Genre: Pop

Named for the Skip James song “22-20 Blues,” the 22-20s hail from Lincolnshire, England, and mix blues, rock, folk, and country influences into a sound that got the quartet noticed early in its career. Vocalist/guitarist Martin Trimble and bassist Glen Bartup had played together in local bands for several years, but formed the 22-20s in mid-2002, while they were still both in their early twenties. Keyboardist Charlie Coombes and a series of drummers rounded out the band’s initial lineup. The group’s consistent gigging caught the ears of Heavenly Records, which signed the band late in 2002; early the following year, the 22-20s released their first single, Such a Fool, as a limited-edition 7″. Soon after, they made their first U.S. appearance at the 2003 Coachella Festival; during their U.K. tour later that spring, the band also recorded the 05-03 EP, which previewed a handful of their songs in concert.

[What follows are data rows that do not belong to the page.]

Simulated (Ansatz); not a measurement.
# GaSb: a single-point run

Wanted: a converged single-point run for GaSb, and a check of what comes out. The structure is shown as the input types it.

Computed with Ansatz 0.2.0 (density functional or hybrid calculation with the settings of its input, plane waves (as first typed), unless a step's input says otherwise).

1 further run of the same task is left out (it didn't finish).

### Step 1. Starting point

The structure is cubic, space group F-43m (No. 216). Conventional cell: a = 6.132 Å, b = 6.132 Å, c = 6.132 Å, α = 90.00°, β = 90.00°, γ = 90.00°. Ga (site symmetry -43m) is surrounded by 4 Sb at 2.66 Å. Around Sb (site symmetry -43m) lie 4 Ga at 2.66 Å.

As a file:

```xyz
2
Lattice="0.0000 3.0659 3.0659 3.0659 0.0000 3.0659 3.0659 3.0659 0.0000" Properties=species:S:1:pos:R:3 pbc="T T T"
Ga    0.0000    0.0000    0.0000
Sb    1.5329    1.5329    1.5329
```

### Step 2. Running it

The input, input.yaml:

Supporting gigs for Jet and Kings of Leon sent the band back to the States, and the 22-20s’ relentless touring schedule continued with appearances at Glastonbury, Germany’s Southside and Hurricane festivals, and another U.K. tour that fall, which coincided with the release of the single 22 Days. 05-03, another limited-edition pressing, was also issued around that time, and became the 22-20s’ first U.S. release. The band took a brief breather from playing live to finish its self-titled debut album, but geared up again in 2004 with appearances at T in the Park, Glastonbury, and Reading, as well as the Fuji Rock Festival in Japan. Singles such as Why Don’t You Do It for Me? and Shoot Your Gun heralded the release of The 22-20s in the U.K. that fall, which they supported with, of course, another tour. The band rounded out 2004 with dates in Australia and the news that The 22-20s would be released in the U.S. by Astralwerks in early 2005. As always, the band’s touring schedule for that year was busy, with appearances at SXSW, the Isle of Wight and V festivals, and supporting gigs with Graham Coxon and Supergrass.